Comments on Threading from Wayne Davison

This was posted to the bizarchive list by Pope Clifton.

Newsgroups: news.software.readers
Subject: Re: RFC 1036 question: References line
From: [email protected] (Wayne Davison)
Date: Fri, 7 Jan 1994 20:38:13 GMT
Organization: Borland International

According to Stefan Kurth <[email protected]>:
> Can I count on the References line not to have "holes" in it? I mean,
> if I have this thread:
>       [1]---[2]---[3]---[4],
> is it possible that article 4's References line contains only the
> message IDs of articles 1 and 3?

Not only can you NOT count on it to not have holes, you have to plan
on it sometimes (a) being partially or fully reversed (b) having
duplicate entries (c) referencing itself (d) having gaps (e) having
an entirely random order from all over the thread and (f) being
completely bogus.

> RFC 1036 says one can shorten the References line if it gets too long,
> but it doesn't say that one has to cut from the left side only.

Modern thought is that the first reference should be preserved in a
(possibly vain) attempt to keep the root of the thread around. (No
one (that I know of, at least) attempts to take advantage of this
yet, because it is too random to be useful, however it may prove
useful sometime in the future.)  This makes it very likely that you
will encounter the above References as [1]--[3]--[4]--[5] in a
future article.

> How do other newsreaders deal with this?

Here's what trn does:

It first checks if the article that we are threading already exists as
a dummy article in the article tree (which often happens when news
arrives out of order).  If so, we trust the References in this older
article more than the article that dummied it up, so we cut it out of
the tree (bringing its children along for the ride) and remove any
non-shared dummy parent articles upward in a loop.  Now we thread
it just as if it were a non-dummied article.
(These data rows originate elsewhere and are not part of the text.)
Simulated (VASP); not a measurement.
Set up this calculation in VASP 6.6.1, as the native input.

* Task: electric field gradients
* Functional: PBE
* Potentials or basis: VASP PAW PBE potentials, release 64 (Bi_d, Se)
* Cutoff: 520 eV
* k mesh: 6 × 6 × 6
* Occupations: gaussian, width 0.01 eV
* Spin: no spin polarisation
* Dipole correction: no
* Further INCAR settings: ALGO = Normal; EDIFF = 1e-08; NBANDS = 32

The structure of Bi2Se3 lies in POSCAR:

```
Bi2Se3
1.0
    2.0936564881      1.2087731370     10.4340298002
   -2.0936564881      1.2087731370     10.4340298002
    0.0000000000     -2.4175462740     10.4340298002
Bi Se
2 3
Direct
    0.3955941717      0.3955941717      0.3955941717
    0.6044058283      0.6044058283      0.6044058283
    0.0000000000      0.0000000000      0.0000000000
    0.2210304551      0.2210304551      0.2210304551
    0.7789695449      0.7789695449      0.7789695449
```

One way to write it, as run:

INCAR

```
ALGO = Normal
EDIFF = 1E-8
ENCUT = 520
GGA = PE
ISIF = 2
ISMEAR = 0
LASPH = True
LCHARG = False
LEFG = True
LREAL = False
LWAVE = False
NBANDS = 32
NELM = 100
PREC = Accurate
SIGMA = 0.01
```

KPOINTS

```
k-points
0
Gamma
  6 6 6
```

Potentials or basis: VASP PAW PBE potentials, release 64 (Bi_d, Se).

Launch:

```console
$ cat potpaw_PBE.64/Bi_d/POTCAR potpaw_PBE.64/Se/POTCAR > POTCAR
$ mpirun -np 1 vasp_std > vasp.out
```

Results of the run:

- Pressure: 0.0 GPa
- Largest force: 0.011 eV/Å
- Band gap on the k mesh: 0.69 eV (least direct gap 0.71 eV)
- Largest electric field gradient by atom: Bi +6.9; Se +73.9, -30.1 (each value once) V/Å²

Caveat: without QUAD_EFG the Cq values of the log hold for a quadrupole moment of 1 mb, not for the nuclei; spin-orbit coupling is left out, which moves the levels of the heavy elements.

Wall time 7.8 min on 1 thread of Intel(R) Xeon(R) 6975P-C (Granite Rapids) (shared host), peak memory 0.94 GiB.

To thread the article, we start with the last reference on the References
line and look it up in a hash table.  If it doesn't exist we create a
dummy article for that message-id and proceed to the previous reference.
If at any point in the reference-search we bump into a pre-existing (real
or dummy) article (ignoring references to the article itself and references
listed more than once on the line) we consider the search complete.  If
at any point we encounter bogus information on the References line we
give up and assume the rest is trashed.  Note that trn uses a lax
algorithm for valid message-ids that makes provisions for people having
globally replaced the '>' character with all sorts of other citation
characters (ARRRGH), so it allows things like  <[email protected]|
to be processed as if the '|' were a '>'.

After the reference search we either have a parent article to which to
link this chain of articles (the incoming article, any dummies we created
and any children it may have), or we ran out of references.  In this
latter case we link it to the root of a thread that corresponds to its
subject, creating one if it doesn't exist or making the article a sibling
of the existing root if it does.  In the case of finding a parent, we
link it up with the article we found, but this might merge two pre-
existing subjects together into one common thread if we are replacing
a dummy article.

As a final check, we traverse the list of parent articles to ensure that
we didn't create a reference loop back to the new article -- if we did,
we assumes that the "child" article it has is bogus, and cut it off,
linking it to the root of the tree.

Someone should be able to improve on this "quick link" algorithm if
they want to take the time to process the entire References line,
probably ordering the list by date to attempt to combat the out-of-order
postings.  It seems like such an algorithm would be very messy to get
it to handle the defective References lines and the articles that haven't
yet arrived.  If you think you can write one, please do (and share it
with the rest of us).

> (Are you listening, Wayne?)

Listening, and ready to help.  The code in trn's rt-process.c isn't THAT
hard to read (it's actually commented) -- you might want to check it out.
-- 
Wayne Davison
[email protected]